Originally titled "The Divorce of Tammy and Chet," the 3 person play was written as a weekly.  I wrote it as a short one act.  But the actors loved the characters so much that they encouraged me to continue. Carrie Cromelin was my muse, my Tammy, and week after week she brought the character to life as I wrote act after act. The play was accepted to The First Playwrights Marathon in Ossinging, New York and Kurt McKinney, also of The Guiding Light became my Chet.  (Both are powerhouse actors as was everyone on the show.  I've never seen actors get into character so quickly in a cold reading!) I read the narration of the dramatic comedy.

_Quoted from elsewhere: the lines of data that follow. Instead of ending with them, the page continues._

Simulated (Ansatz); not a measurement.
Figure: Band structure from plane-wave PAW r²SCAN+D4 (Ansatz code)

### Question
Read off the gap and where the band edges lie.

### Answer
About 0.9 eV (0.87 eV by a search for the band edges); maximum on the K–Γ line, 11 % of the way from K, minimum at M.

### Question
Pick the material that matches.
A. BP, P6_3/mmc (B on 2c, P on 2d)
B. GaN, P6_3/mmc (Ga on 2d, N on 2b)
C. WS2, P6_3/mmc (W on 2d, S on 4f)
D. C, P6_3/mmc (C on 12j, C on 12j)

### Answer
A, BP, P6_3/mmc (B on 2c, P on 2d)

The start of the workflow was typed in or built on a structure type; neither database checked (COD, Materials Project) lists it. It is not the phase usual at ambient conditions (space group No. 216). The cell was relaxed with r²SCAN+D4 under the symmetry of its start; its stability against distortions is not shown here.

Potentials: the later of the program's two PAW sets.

The play tells the story of Tammy and Chet, a young couple who run a gas station in rural Florida.  Their crumbling marriage is told through their eyes, their children and their best friends, Lynette a chain smoking hairdresser and Buck, Chet's mentor and crack mechanic.  Two actors play all six roles and a narrator leads the audience through 16 different sets including a talk show set, a barroom scene, a roadside car crash, an emergency room and more.  Best to keep it all minimal and let the audience use their imagination.

Tammy has fallen hard to The Juice Boy, an outsider who came into town and opened a health food store in Piggly Wiggly country. Their kids, Tiffany, a brash 10 or 11, and Cuey, a shy boy of 6 or 7, can't figure out what is happening.  Lynette and Buck are old and have seen it all.  Tammy and Chet proceed to loose everything - their marriage, their business, their home.  It was all so freakin' sad that I had a change of heart and rewrote the ending.  Tammy crashes her car and Chet thinks she is dead. He burns rubber to get to the nearby emergency room only to discovers his ex bruised but still as zany as ever.  They decide to try again.  As Chet say, "Its like putting a new trannie (transmission) in a car.  It will run but who knows for how long."  

After my characters decided to get back together, I changed the title to "The Gas Station Project."

With Cherie Fortis, Producer, I directed a staged reading of the play at Overseas Auto Body in Hastings on Hudson.  The audience of 130 raved about the play and many said it had "wheels."  New York Foundation for the Arts was the Fiscal Sponsor, Arts Westchester was a supporter and it was presented by RiverArts - The Rivertowns Arts Council.  Carrie Cromellin, Kurt McKinney reprised their roles and Caroline Winterson was the narrator.

The next year we restaged "The Gas Station Project" at Clark Academy at St. Christopher's in Dobbs Ferry,NY.  We worked with at risk teens who helps us construct a makeshift stage that looked like a used car lot.  Again, Carrie and Kurt joins us and Jasmin Way was narrator.  Whereas Caroline Winterson was in a red convertible, Jasmin hung out on her motorcycle, helmet in hand. This was the year that the bottom fell out of the US economy and too many members in the audience were experiencing fear, doubts or knew families who was in similar situations of loosing everything.  It was bittersweet, full of touching sadness and humor.

I have translated the play into Spanish and an Argentine adaptation.  A friend of mine started a Croatian version and we are looking for translators for French, Italian, German, Chinese, Japanese, Russian and other languages.  Help with translation is welcome.